One of the concepts of poker it took me a long time to understand was the use of Implied Odds in my decision making. It really was not until I started playing Omaha Hi/Lo, where there are many more people in a typical hand than in Hold’Em, that the term really started to make sense.
To understand Implied Odds, you really need to have a grasp on “Pot Odds”. Pot Odds are calculating your chance of getting the card you need to make a winning hand on the Turn or River. You do this by comparing the number of cards available for you to make your hand a winner (outs) to the amount of the bet you are required to call to stay in the hand. In other words, if you are required to pay 1 /10th of the pot to stay in the hand, you should have more than a 1 in 10 chance of getting the card you need.
Implied odds are slightly different. They take the expected total amount of the pot when the hand is completed into consideration when making a call after the Flop or Turn. For example, imagine you are at a No-Limit table and three other players are in the pot with you. You have two Hearts in your hand and there are two face up on the Flop. This gives you nine outs (the nine hearts you cannot see). You have approximately a 1 in 5 chance of seeing a Heart on the Turn to make your Flush.

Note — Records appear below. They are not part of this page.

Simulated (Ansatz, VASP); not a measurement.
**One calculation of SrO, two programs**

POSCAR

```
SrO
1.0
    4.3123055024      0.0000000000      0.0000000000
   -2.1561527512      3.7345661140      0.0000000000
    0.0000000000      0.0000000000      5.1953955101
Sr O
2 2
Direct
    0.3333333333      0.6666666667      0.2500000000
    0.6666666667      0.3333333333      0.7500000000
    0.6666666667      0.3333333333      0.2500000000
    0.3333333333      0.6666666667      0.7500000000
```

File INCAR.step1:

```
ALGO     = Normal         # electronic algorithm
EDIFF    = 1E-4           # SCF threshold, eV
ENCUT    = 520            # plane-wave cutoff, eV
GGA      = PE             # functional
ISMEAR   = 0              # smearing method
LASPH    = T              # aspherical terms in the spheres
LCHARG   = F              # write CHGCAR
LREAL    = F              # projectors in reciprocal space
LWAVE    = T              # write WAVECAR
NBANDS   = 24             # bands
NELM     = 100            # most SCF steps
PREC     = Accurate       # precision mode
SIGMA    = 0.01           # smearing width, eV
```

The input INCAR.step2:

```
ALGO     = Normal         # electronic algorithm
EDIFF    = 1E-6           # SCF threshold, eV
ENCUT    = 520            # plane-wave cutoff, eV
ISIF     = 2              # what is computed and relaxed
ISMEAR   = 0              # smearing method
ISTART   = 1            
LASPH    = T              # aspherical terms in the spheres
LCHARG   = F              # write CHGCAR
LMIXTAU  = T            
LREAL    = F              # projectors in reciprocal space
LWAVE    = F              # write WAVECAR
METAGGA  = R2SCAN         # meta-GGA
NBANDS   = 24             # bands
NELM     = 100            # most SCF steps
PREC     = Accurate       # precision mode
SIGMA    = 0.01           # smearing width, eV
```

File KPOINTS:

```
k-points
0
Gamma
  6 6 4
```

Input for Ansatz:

If there is currently $12 in the pot and the bet to you is $3, it does not make sense to call the bet if you are only considering Pot Odds. Your chance of seeing a useful card is 1 in 5, while you are paying 1 / 4 of the amount of the pot to stay in the hand. However, in this case it does make sense to call if you are considering Implied Odds. There is another round of betting after the Turn and a final round of betting after the River. All it takes on those two betting rounds is for $4 of the other player’s money to make it into the pot for the odds to swing in your favor. In a No-Limit Hold’Em game like this one you will probably win much more than $4 extra if you get your Flush on the Turn.
If you assume there will be $30 in the pot at the end of the hand, a very likely scenario with three other players in the pot with you, your Implied Odds are exceptional. You are paying 1 /10th of the pot ($3 of $30), but you have a 1 in 5 chance to get the card you need.
Of course it is important to know the other players in the hand. If you know the guy behind you is wild and has been raising everything, you have to consider that it will probably cost you more than $3 to stay in the hand. If you don’t have a good kicker and suspect someone else of being on a Flush draw too, you should probably fold. The perfect Implied Odds situation consists of a large number of calling stations (players that will chase cards and call any bet).
Predicting the final size of the pot is difficult to do. It takes experience and attention to the game at hand, but once you get it, a whole new realm of winning possibilities will open up to you. It is a very profitable skill to learn.